Registration of Financial Sector Reform (Hayne Royal Commission Response) (Regulation of Superannuation) Regulations 2020 (11 December 2020)

The Regulations repeal the exemption for trustees of non-public offer superannuation funds from the requirement to hold an AFSL to deal in financial products (including superannuation interests). Trustees of non-public offer funds are advised to lodge their AFSL applications with ASIC on or before 30 April 2021.

ASIC Corporations (AFCA Regulatory Requirement) Instrument 2021/0002 (5 January 2021)

Legislative instrument ASIC Corporations (AFCA Regulatory Requirement) Instrument 2021/0002 (Instrument) was issued by ASIC on 5 January 2021, requiring AFCA to update its Complaint Resolution Scheme Rules (Rules). 

The Rules change follows the judgment of the NSW Supreme Court in DH Flinders Pty Limited v Australian Financial Complaints Authority [2020] NSWSC 1690. This case related to AFCA’s jurisdiction to consider a complaint against an AFSL licensee in relation to the conduct of its corporate authorised representative, specifically where the conduct of the representative was without or outside authority.

The judgment highlighted that AFCA’s Rules needed to be clearer to ensure that they reflected the same obligations and liabilities for licensees as set out in the Corporations Act.

At ASIC’s direction, the Rules now clearly reflect the same statutory liability for licensees regarding their authorised representatives as set out in the Corporations Act and the National Consumer Credit Protection Act.

The updated AFCA Rules apply to complaints received by AFCA from 13 January 2021 onwards. 

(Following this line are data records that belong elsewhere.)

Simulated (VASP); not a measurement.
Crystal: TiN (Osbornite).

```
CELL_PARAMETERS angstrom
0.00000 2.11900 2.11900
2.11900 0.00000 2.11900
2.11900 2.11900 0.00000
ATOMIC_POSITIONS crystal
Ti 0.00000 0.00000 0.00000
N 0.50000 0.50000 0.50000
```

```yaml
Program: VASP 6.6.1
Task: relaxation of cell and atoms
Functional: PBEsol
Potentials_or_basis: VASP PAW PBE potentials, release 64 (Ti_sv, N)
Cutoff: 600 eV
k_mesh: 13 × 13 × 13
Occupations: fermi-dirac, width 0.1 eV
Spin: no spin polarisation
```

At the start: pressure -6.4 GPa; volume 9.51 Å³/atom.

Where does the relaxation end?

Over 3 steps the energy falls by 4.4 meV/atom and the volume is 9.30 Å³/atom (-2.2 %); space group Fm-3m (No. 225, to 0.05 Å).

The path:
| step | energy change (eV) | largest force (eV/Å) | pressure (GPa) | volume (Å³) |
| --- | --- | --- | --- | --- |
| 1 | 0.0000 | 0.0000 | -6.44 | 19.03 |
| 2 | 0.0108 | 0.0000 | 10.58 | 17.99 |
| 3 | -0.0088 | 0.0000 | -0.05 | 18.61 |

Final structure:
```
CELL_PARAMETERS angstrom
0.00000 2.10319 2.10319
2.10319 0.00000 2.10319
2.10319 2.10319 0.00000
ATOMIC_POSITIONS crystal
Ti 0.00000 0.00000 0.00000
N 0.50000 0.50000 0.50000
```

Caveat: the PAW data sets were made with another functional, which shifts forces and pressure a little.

Complaints received before 13 January 2021 will be handled by AFCA under the previous Rules. As the vast majority of complaints AFCA considers are between parties with a direct relationship, these complaints are not impacted by the Rules change.

AFCA is currently reviewing a very small number of complaints received before 13 January 2021, which are potentially impacted by the judgment and is in contact with those complainants and financial firms to discuss the specifics of their complaint.

For the small number of complaints which may be outside AFCA’s Rules, AFCA will be encouraging the financial firms involved to consent to AFCA considering the complaint to achieve an early resolution and avoid the prospect of a potential court or other action by the complainant.

Superannuation Amendment (PSSAP Trust Deed – Membership) Instrument 2020 (6 January 2021)

The Superannuation Amendment (PSSAP Trust Deed – Membership) Instrument 2020 (Instrument) makes amendments that consider the reforms made by the Superannuation Amendment (PSSAP Membership) Act 2020 (Cth) which:

  • ensure that non-Commonwealth designated employers are not required by the Public Sector Superannuation Accumulation Plan (PSSAP) Trust Deed or Rules to make contributions to PSSAP in respect of an eligible PSSAP member or an eligible Commonwealth Superannuation Scheme (CSS)/Public Sector Superannuation Scheme (PSS) member or former member
  • ensure that certain benefits under the PSSAP rights are available to the new member categories, including by allowing Commonwealth Superannuation Corporation (CSC) to take out policies for death and invalidity insurance and income protection insurance to offer to eligible PSSAP members and eligible CSS/PSS members or former members
  • enable an eligible PSSAP member or an eligible CSS/PSS member or former member to apply to CSC for payment of their benefit on the grounds of permanent incapacity
  • enable the PSSAP to better align with the broader superannuation framework and simplify the rules relating to the procurement and provision of death and invalidity and income protection insurance by CSC.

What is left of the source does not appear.